The surrogate model approach is applied in a case study of pre-1971, two-span, single-column concrete bridges in the San Francisco Bay Area and compared against Hazus predictions. R2D is used to obtain ground motion intensity measures using the Earthquake Event Simulation Tool and is also used to execute baseline Hazus analyses. Aggregate results show generally consistent damage estimates between the methods, in part because, the analysis relied on generalized structural parameter distributions. However, when evaluated at the network realization level, differences between the two approaches become more pronounced, with Hazus tending to predict larger network disruptions.
The analysis also incorporates correlations among bridge characteristics and damage responses, demonstrating that such correlations can influence predicted network disruptions. The extent of this influence varies with factors including intra-event ground motion variability, system classification, damage thresholds, and correlation weighting schemes. These findings highlight opportunities to model inter-bridge dependencies and refine regional earthquake damage assessments for transportation networks.
Postdoctoral Scholar University of Nebraska-Lincoln
Flood Fragility Portfolios for Network Resilience of Transportation Systems
Co-Authors: Milad Roohi (University of Nebraska-Lincoln) and Christine Wittich (University of Nebraska-Lincoln)
Abstract: Flooding represents a critical hazard to transportation infrastructure, routinely precipitating bridge failures, network disruptions, and cascading socio-economic losses. Historical data indicates that approximately 53% of U.S. bridge failures between 1989 and 2000 were attributed to flooding and scour. This vulnerability was highlighted by the 2019 Midwest floods, where Nebraska suffered damage to 27 bridges and over $190 million in highway losses, and more than $1 billion in total statewide damages. To mitigate these risks, there is an urgent need to transition from asset-level vulnerability assessments to system-level resilience strategies. However, the computational scale of such networks, comprising over 15,000 bridges in Nebraska alone, renders high-fidelity modeling of every individual asset infeasible. To address this challenge, this study presents a portfolio-based computational framework for quantifying transportation network resilience. We develop scalable fragility functions, including suitable intensity measures and engineering demand parameters, for the entire system by grouping bridges into suitable structural classes based on National Bridge Inventory (NBI) data. These fragility models are integrated into a network-level assessment that evaluates performance using multi-disciplinary resilience metrics, including mobility, critical service accessibility, economic disruption, and recovery time. Ultimately, this work advances network-based resilience planning by bridging the gap between component-level reliability and system-wide performance.
PhD Student Arizona State University
Advancing Urban Flood Management and Design through Coupled Infrastructure and Storm Modeling
Co-Authors: Mikhail Chester (Arizona State University), Mattheus Porto (Arizona State University), and Giuseppe Mascaro (Arizona State University)

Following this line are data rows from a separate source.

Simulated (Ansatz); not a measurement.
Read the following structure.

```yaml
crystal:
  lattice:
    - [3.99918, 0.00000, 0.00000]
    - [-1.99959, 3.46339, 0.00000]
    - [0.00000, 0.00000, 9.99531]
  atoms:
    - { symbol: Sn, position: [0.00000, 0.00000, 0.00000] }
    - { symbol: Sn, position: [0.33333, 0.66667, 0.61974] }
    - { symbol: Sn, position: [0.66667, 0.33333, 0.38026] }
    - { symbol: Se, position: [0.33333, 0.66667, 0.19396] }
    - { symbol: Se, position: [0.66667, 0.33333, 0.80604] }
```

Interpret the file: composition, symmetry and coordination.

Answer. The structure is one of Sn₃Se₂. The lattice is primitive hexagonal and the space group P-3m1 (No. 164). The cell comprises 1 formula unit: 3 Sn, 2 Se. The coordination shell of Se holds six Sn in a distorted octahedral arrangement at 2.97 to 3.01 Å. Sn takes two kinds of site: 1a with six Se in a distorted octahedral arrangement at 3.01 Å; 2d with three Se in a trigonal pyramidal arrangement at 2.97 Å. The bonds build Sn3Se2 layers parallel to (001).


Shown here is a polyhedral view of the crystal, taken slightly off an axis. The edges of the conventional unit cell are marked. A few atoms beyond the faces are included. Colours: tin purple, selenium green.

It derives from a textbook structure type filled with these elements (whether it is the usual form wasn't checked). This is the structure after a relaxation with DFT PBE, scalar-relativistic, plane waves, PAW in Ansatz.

Abstract: A systems-level management and design of stormwater infrastructure requires modeling tools that capture the impacts of spatiotemporally varying storms on the entire stormwater drainage network. This includes the representation of wind-induced power outages that can trigger pump failures, which is not currently comprehensively acknowledged in infrastructure management practices. We addressed this gap by developing (1) a coupled mechanistic model of stormwater and power networks, named PSI-Cascade, and (2) frameworks to generate high-resolution precipitation and wind fields. After describing the model structure, we showed its capabilities in Phoenix, AZ, for a set of historical storms with documented street flooding impacts. We devote particular attention to generating realistic wind gust fields that cause power outages, a challenging task due to the lack of dense observations and the isolated nature of strong windstorms. We then demonstrate how PSI-Cascade can be utilized to identify areas with a higher risk of flooding-driven transportation disruptions, and subsequently compare how various solutions mitigate the consequences of flooding.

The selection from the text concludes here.